FAQ Search Today's Posts Mark Forums Read
» Video Reviews

» Linux Archive

Linux-archive is a website aiming to archive linux email lists and to make them easily accessible for linux users/developers.


» Sponsor

» Partners

» Sponsor

Go Back   Linux Archive > Gentoo > Gentoo Development

 
 
LinkBack Thread Tools
 
Old 11-29-2007, 02:20 PM
Mike Frysinger
 
Default packages.gentoo.org lives!

On Tuesday 13 November 2007, Robin H. Johnson wrote:
> If you had bookmarks to the old style of URL, please consult the FAQ for
> the new form. We are NOT rewriting these URLs:
> '/packages/?category=media-sound;name=mp3unicode'
> (The new form is '/package/media-sound/mp3unicode').

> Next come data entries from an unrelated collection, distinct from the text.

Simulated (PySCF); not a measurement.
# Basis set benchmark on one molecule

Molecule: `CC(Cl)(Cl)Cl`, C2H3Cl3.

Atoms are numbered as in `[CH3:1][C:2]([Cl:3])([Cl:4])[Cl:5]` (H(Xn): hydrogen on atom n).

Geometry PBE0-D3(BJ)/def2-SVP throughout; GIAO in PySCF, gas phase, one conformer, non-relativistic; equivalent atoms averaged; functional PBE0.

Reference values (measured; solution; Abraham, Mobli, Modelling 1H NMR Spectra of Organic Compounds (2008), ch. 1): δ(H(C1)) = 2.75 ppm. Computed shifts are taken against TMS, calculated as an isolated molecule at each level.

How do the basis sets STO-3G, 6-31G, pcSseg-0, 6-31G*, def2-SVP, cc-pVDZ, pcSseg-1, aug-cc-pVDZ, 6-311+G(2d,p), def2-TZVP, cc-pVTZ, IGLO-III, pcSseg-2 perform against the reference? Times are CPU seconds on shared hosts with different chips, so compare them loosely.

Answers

why ? you've just broken every site out there that links to us in the common
form you've quoted here. there's no reason you cant add three lines of code
to check if the "category" GET variable exists and if so, redirect
accordingly.
-mike
 
Old 11-29-2007, 05:33 PM
"Robin H. Johnson"
 
Default packages.gentoo.org lives!

On Thu, Nov 29, 2007 at 10:20:11AM -0500, Mike Frysinger wrote:
> On Tuesday 13 November 2007, Robin H. Johnson wrote:
> > If you had bookmarks to the old style of URL, please consult the FAQ for
> > the new form. We are NOT rewriting these URLs:
> > '/packages/?category=media-sound;name=mp3unicode'
> > (The new form is '/package/media-sound/mp3unicode').
> why ? you've just broken every site out there that links to us in the common
> form you've quoted here. there's no reason you cant add three lines of code
> to check if the "category" GET variable exists and if so, redirect
> accordingly.
Because:
- Using the ';' as an argument separator in the old side is not a valid
query argument separator, and there are URLs out there that have added
further arguments using it, complicating parsing.
- See also RFC1738: 'Within the <path> and <searchpart> components, "/",
";", "?" are reserved.'
- The old site allowed a LOT of varations, all leading to the same
content, but some of which broke badly.
/?category=foo&name=bar
/?category=foo;name=bar
/?name=bar&category=foo
/?name=bar;category=foo;this=wasbroken
/packages/?(one of the above query strings)
(several more prefixes, all of which gave you the same page)
- Having a single valid URL for a given resource greatly improves cache
hit rates (and we do use caching heavily on the new site, 60% hit rate
at the moment, see further down as well).
- The old parsing and variable usage code was the source of multiple
bugs as well as the security issue that shuttered the site.
- I _want_ old sites to change to using the new form, which I do
advertise as being permanent resource URLs (as well as being much
easier to construct, take any "[CAT/]PN[-PF]" and slap it onto the
base URL, and you are done).

That said, if somebody wants to point me to something decent so that
Squid can rewrite the URLs WITH the query parameters (the built-in squid
stuff seems to ignore them) and hit the cache, and that can add a big
warning at the top of the page, I'd be happy to use it for a transition
period, just like the RSS URLs (which are redirected until January 2008,
but only because they are automated, and not browsed by humans).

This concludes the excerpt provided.